In the sitting room of our home in Hattiesburg in Southeast Mississippi, a large bay window looks out over the drive on the north side of the house – that and the neighbor’s house and drive and a section of the house across the street to the northeast.
In between are lots of shrubs and trees both large and small, so that there’s no view of a horizon. Views of the horizon, however, are rare in this territory, an area once covered by towering virgin loblolly and longleaf pine trees that rivaled the redwoods of the west coast.
“How can you stand not being able to see out?” asked my aunt one time when she was visiting us from her home in the wide-open spaces of Southwest Nebraska. “Being shut in by all these trees would drive me crazy.”

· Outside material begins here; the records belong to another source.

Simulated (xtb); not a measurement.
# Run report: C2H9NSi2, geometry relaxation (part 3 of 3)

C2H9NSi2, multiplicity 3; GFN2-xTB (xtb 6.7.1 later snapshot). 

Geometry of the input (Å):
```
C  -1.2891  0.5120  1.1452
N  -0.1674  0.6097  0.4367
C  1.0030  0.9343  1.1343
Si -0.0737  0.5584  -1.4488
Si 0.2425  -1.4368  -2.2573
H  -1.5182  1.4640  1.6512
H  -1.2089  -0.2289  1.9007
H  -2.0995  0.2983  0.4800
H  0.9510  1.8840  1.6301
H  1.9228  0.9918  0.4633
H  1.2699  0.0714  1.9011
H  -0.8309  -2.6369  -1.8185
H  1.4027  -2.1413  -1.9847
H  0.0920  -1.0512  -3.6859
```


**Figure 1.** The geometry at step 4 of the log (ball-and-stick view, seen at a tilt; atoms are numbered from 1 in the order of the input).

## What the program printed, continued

As someone else who grew up in the flat lands with horizon to horizon vistas, it took me a while to get used to being surrounded by trees and to come to appreciate the heavy tree cover. The torrid days of the hot, humid summers made such appreciation easier. Having big trees that shade the house helps keep the power bills down when the air conditioner is running day and night.
One disadvantage, however, is not being able to see approaching storms while they are still miles away. I was thinking about that the other day while looking out my bay window to the northeast to a patch of sky framed by the tops of crepe myrtles and the lower leaves of towering oaks.
When I first noticed it, the patch was bright blue – clear – but as mid-day moved toward late afternoon, the patch began showing the edges of white thunderheads. Those fluffy tops soon turned to light gray, than darker as the clouds filled the patch. The wind came up, whipping the shrub branches against the window and the crepe myrtles along the street.
The outside light faded as thunder clapped in the distance, then closer. Large drops of water splattered on the drive, then quickened to a downpour that settled back to a light steady rain.
The thunderstorm had actually come up from the southeast, but because my sky view was limited to that smallish patch, I only saw it coming when it had traveled some distance north. Just minutes had elapsed since first sighting of those storm clouds to heavy rain.
If I had been in my aunt’s home in Nebraska looking out a window, I might have seen the beginning of the formation of thunderheads along the southwest horizon, many miles away. If I had kept watching, it would have taken maybe an hour or more for those clouds to appear overhead, stirring up the wind and darkening the terrain.
In South Mississippi getting a good sky view day or night just isn’t as common as out on the Plains, where sometimes you truly feel as if you are under a large dome, one that stretches miles and miles from one horizon to another. Here, a ribbon of road you travel is all too often lined with tall trees, and the pavement doesn’t go straight out and away but rather curves and winds, hiding the views in all directions.
I’ve heard folks who’ve traveled east to west across Nebraska or other Plains states say it is awful – mile after mile of nothing with no trees in sight. On the other hand, those who’ve lived on and loved the beauty of the Plains will say, “How do you stand being closed in by all these trees?”
At this point in my life, I’ve lived in rural areas, small and medium sized towns and cities and major metropolitan areas. I’ve lived on the High Plains and in the coastal, forested regions of the Deep South. I’ve lived on the Atlantic and Pacific coasts and in the English countryside. I’ve lived along the great rivers of Germany. In Eastern France I lived in an area that might pass for rolling terrain. It was actually grown-over shell and bomb craters that dotted the landscape, punctuated by rows and rows and rows of white crosses at every village
The point is that wherever you live and whatever its characteristic terrain, it’s not hard to find beauty and meaning; you just have to take it in and make it part of who you are.